Dunkeswell

Dunkeswell is located within East Devon local authority area. Historically it formed part of Hemyock Hundred. It falls within Hontiton Vol 1 Deanery for ecclesiastical purposes. The Deaneries are used to arrange the typescript Church Notes of B.F.Cresswell which are held in the Westcountry Studies Library. The population was 393 in 1801 288 in 1901 . Figures for other years are available on the local studies website. In 1641/2 86 adult males signed the Protestation returns.

A parish history file is held in Honiton Library. You can look for other material on the community by using the place search on the main local studies database. Further historical information is also available on the Genuki website.

Maps: The image below is of the Dunkeswell area on Donn's one inch to the mile survey of 1765.

Dunkeswell area on Donn's map of 1765 (st10don)

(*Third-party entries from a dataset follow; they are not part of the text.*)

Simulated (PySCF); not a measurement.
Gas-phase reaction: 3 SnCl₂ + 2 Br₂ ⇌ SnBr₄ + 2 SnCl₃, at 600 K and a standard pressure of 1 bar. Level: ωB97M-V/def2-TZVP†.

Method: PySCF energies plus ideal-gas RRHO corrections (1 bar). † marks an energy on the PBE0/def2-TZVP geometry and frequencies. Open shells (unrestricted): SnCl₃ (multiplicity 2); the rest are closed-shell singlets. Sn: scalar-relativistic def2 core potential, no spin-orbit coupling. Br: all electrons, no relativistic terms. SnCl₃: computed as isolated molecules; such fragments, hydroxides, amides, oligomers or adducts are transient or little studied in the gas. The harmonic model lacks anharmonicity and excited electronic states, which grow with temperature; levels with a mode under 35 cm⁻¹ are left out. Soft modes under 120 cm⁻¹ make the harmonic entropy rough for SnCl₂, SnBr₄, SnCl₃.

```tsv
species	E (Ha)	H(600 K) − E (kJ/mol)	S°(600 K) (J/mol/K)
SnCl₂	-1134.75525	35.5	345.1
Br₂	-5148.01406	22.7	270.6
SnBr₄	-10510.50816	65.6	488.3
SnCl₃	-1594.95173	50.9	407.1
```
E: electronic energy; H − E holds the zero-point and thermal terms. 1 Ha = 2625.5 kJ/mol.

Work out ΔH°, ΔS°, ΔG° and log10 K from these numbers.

On the County Series Ordnance Survey mapping the area is to be found on 1:2,500 sheet 58/3 Six inch (1:10560) sheet 58NE
The National Grid reference for the centre of the area is ST141078. On the post 1945 National Grid Ordnance Survey mapping the sheets are: 1:10,000 (six inch to a mile: sheet ST10NW, 1:25,000 mapping: sheet Explorer 030, Landranger (1:50,000) mapping: sheet 192. Geological sheet 311 also covers the area.

Illustrations: The image below is of Dunkeswell as included in the Library's illustrations collection Other images can be searched for on the local studies catalogue.

Wolford Lodge, Devondhire, the seat of General Simcoe (SX0689)

Extract from Devon by W.G.Hoskins (1954), included by kind permission of the copyright holder:

DUNKESWELL lies on the Blackdown plateau, nearly 800 ft. up. The church (St. Nicholas) was rebuilt in 186S-8 and is wholly uninteresting except for the primitive Norman font, which has one of the earliest English representations of an elephant. About 2 m. N. of the church are the small remains of the Cistercian abbey of Dunkeswell, founded in 1201 by William Brewer and colonised from Ford. The foundations of the building may be traced, but the only fragment above ground is a part of the gatehouse, and a flint rubble wall. Holy Trinity church, erected in 1842 by Mrs. Simcoe, occupies part of the site of the abbey. It is a plain building, not entirely without merit. The wood carving and the painting of the glass were done by the seven daughters of Mrs. Simcoe.